On Jan. 15, 2022 an underwater volcano violently erupted. According to data from a NASA satellite, some 58,000 Olympic-sized swimming pools' worth of water vapor was released through the atmosphere and into the stratosphere.


What You Need To Know

  • On Jan. 15, 2022 the Hunga-Tonga-Hunga Ha'apai volcano erupted

  • The volcano was located roughly 500 feet below the ocean surface

  • The violent eruption sent a massive plume of water vapor into the stratosphere

  • The impacts are expected to last a few years and may cause the planet to warm

We live on a very active planet, not only in the atmosphere, but within the Earth. Because of plate tectonics and hot spots within the Earth's crust, we have earthquakes, mountains, valleys, oceans and volcanoes.

(Getty Images)

Some volcanoes can erupt violently. In the continental United States, the last violent eruption was Mount St. Helens in 1980. The last violent eruption on the planet occurred on Jan. 15, 2022. The Tonga volcano was the strongest eruption since Mt. Pinatubo in 1991. 

The volcano was unique as it was under relatively shallow water about 500 feet below the surface. According to NASA's measurements, the force of the Tonga eruption was somewhere between four and 18 megatons. This is hundreds of times more powerful than the atomic bombs dropped in WWII.

The force of the blast caused major damage to the Tonga nation. Since it was in a shallow sea, it sent not only ash, but water vapor (the gas form of water) some 25 miles through the atmosphere and into the stratosphere.

While some volcanic eruptions can cool the planet due to ash blocking sunlight, some can warm the planet because of vast amounts of water vapor injected high into the stratosphere.

This may be the case with the Tonga eruption, due to the incredible amount of water vapor that reached high into the atmosphere.

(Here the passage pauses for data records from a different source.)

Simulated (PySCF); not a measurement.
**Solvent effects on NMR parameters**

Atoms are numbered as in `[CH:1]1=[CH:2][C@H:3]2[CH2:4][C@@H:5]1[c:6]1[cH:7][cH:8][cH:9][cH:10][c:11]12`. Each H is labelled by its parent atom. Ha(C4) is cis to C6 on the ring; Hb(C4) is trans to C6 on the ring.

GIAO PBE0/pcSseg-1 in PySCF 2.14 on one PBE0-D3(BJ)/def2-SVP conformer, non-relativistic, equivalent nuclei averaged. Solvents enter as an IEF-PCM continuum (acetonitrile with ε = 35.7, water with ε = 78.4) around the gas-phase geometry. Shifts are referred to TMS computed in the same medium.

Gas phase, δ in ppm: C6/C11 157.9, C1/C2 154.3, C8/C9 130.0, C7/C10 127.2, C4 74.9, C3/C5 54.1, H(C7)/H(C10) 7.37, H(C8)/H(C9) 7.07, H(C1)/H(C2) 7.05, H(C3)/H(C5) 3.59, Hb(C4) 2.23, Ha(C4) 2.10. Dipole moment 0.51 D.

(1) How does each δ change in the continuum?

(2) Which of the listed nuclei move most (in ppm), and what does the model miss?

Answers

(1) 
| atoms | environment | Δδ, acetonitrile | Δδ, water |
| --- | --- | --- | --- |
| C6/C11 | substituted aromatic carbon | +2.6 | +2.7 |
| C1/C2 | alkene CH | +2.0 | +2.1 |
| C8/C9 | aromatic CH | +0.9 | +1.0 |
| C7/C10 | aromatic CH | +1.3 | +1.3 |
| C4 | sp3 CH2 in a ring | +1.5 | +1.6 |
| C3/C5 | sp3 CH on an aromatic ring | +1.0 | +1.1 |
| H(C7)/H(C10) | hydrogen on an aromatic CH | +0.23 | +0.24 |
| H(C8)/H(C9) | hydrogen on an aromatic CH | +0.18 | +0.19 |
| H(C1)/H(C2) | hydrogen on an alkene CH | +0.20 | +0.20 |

In a study published in Geophysical Research Letters, scientists estimated that the Tonga eruption sent around 146 teragrams (or 161 million tons) of water vapor into Earth’s stratosphere–equal to 10% of the water already present in that layer. This is four times the amount sent into the stratosphere from Mt. Pinatubo's eruption that impacted Earth's climate.

Luis Millán, an atmospheric scientist at NASA's Jet Propulsion Laboratory in Southern California, said, "We've never seen anything like it."